A Genuine Diplomatic Anomaly, Finally Being Addressed
Taiwan is the largest US trading partner without a bilateral income tax treaty, a gap that exists for diplomatic and historical reasons rather than any lack of economic relationship. That's now genuinely changing: the US House passed the United States-Taiwan Expedited Double-Tax Relief Act by a 423-1 vote, and the US Treasury has announced it will begin formal negotiations with Taiwan toward a comprehensive double-taxation agreement.
What's Actually Happened So Far
The House-passed legislation (H.R. 33-style bill) authorizes the President to negotiate a tax agreement with Taiwan conforming to standard bilateral treaty norms and the US Model Tax Treaty. Passing the House with near-unanimous support signals real political will, but this is authorization to negotiate, not a finished agreement. Treasury's subsequent announcement of formal negotiations is the next concrete step, still short of a signed and ratified treaty in effect.
Why This Matters More Than Most "Pending" Treaty Stories
Unlike Vietnam's 2015 agreement (signed but stalled for over a decade with no visible momentum), Taiwan's situation shows active, recent, bipartisan legislative action specifically designed to unblock treaty negotiations that have historically been complicated by Taiwan's unique diplomatic status. This is worth monitoring closely if you're a higher earner in Taiwan, a finalized treaty could meaningfully improve your planning options, particularly around withholding rates and residency tie-breakers.
No Totalization Agreement: The Self-Employment Tax Trap
Separately from the income tax treaty question, no Totalization Agreement exists between the US and Taiwan, and none is currently part of the pending negotiations, which focus on income tax specifically. Self-employed Americans, freelancers, independent contractors, generally owe the full 15.3% US self-employment tax on net earnings, with no coordination against Taiwanese labor insurance contributions.
Plan Around Today's Reality, Not Tomorrow's Possibility
Until a treaty is actually signed and ratified, your relief mechanisms remain the FEIE and Foreign Tax Credit under domestic US law, both of which do genuine work here given Taiwan's real progressive tax system. Don't restructure your affairs based on assumptions about what a future treaty might contain, negotiate details can change substantially from initial legislative intent.

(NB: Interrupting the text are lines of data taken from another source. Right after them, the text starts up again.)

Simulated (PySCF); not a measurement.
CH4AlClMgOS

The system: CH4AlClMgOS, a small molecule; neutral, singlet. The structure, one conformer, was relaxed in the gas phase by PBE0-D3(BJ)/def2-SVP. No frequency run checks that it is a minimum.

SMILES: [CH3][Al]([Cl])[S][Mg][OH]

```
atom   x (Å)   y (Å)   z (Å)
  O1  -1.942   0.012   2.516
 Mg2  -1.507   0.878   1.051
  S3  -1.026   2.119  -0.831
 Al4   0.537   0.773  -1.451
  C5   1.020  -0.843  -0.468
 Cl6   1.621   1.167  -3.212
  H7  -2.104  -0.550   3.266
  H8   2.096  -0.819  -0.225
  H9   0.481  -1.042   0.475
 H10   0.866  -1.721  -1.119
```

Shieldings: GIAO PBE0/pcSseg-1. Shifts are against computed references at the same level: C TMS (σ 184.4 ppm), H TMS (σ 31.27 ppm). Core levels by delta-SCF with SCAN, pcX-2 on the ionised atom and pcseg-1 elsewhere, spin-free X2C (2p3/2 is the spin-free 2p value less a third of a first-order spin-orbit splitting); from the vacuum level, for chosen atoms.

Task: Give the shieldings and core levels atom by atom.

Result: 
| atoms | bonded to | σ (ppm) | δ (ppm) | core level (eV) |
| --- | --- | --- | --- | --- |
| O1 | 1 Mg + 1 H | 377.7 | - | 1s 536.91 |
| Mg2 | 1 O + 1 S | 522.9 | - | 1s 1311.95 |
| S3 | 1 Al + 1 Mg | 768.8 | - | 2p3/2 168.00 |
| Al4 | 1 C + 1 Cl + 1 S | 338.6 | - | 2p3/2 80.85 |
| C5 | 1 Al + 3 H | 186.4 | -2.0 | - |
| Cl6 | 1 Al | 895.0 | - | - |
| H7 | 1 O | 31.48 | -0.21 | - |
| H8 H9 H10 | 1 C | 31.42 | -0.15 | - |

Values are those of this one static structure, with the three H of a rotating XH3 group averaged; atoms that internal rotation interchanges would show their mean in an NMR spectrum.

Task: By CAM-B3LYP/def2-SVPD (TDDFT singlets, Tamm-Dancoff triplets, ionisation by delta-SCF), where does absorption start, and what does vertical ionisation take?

Worked Example: A Freelance Consultant Today
An American freelance consultant in Taipei bills $90,000 to international clients. The FEIE shields the income from US income tax, but self-employment tax is calculated separately: she owes roughly $12,700 in SE tax (15.3%), unaffected by the FEIE and unaffected by any pending treaty negotiations, since Totalization isn't part of the current legislative push. She continues planning around today's rules while monitoring treaty developments for potential future benefit.